Search by parcel ID number
Fastest and most precise — one input, one exact result. Find the parcel number on your tax bill, deed, or mortgage document. Copy it exactly — a missing dash breaks the search entirely.
Two streets can share a name. Two people can share a surname. No two parcels in Tuscarawas County share a parcel ID — it's the only identifier that removes all ambiguity.
One building, three offices: The Auditor, Recorder, and Treasurer all share 125 East High Avenue — you can handle multiple offices in one trip without going to different locations across town.
2026 triennial reassessment — did your value go up?

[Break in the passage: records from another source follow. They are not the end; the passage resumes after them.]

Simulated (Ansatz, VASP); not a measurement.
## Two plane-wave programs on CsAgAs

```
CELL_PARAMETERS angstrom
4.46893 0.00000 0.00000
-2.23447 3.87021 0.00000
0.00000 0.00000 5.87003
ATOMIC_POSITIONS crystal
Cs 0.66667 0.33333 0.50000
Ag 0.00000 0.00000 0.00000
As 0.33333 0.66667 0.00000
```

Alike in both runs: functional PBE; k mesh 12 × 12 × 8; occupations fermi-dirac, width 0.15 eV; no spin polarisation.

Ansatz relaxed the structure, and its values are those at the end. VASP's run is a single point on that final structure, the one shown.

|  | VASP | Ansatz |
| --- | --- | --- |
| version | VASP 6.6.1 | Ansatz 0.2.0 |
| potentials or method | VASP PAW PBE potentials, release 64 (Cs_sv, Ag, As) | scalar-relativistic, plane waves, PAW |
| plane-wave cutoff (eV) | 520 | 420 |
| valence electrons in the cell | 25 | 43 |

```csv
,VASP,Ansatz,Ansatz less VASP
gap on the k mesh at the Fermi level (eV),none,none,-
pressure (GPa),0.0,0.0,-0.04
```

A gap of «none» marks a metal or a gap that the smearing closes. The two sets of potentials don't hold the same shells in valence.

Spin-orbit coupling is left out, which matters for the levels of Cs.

New Philadelphia, Dover, Sugarcreek, Uhrichsville, and most surrounding townships affected
Values were updated to reflect actual 2022–2025 sale prices in the county. Ohio law caps your taxable value at 35% of appraised value — so a $200,000 appraisal means $70,000 taxable, not $200,000. Your bill is calculated from that lower figure.
If you think the new value is wrong, file a complaint with the Tuscarawas County Board of Revision. The process is free, no attorney is required. Bring 3 or more comparable sales from your neighborhood where homes sold for less than what the Auditor appraised your property at.
📄 File BOR complaint — deadline March 31| Field name | What it actually means | Why it matters |
|---|---|---|
| Parcel Number | The county's permanent unique ID — format XX-XXXXX-XXX | Use this in all official communication with the Auditor, Recorder, and Treasurer |
| Property Owner | Legal owner as of the last deed recording at the Recorder's Office | May still show the prior owner for 2–4 weeks after a recent sale |
| Property Address | Physical location of the parcel | Rural parcels in Mill, Salem, or Rush Township often show only a route number — normal for agricultural land |
| Appraised Value | The county's estimate of what the property would sell for in the current market | Used as the basis for tax calculation — not what your bill is directly applied to |
| Assessed Value | 35% of appraised value — set by Ohio law | This is the number your millage rate is actually applied to when calculating your tax bill |
| Last Sale Price & Date | Most recent recorded sale price when the deed was filed | Very useful for comparing against the 2026 assessed value if you're considering a BOR appeal |
| Land Use (LU) Code | How the county classifies the parcel — residential, commercial, agricultural, industrial, or exempt | Determines which tax rate applies; churches, schools, and government buildings are typically exempt |
| Acreage | Total size of the parcel in acres | Critical for agricultural land — acreage determines CAUV eligibility and land use classification |
Assessed value vs appraised value — the most confusing part: Ohio law sets assessed value at exactly 35% of appraised value. A home appraised at $200,000 has an assessed value of $70,000, and your tax is calculated from $70,000 — not $200,000. Most homeowners who feel their taxes are too high are comparing to the wrong number.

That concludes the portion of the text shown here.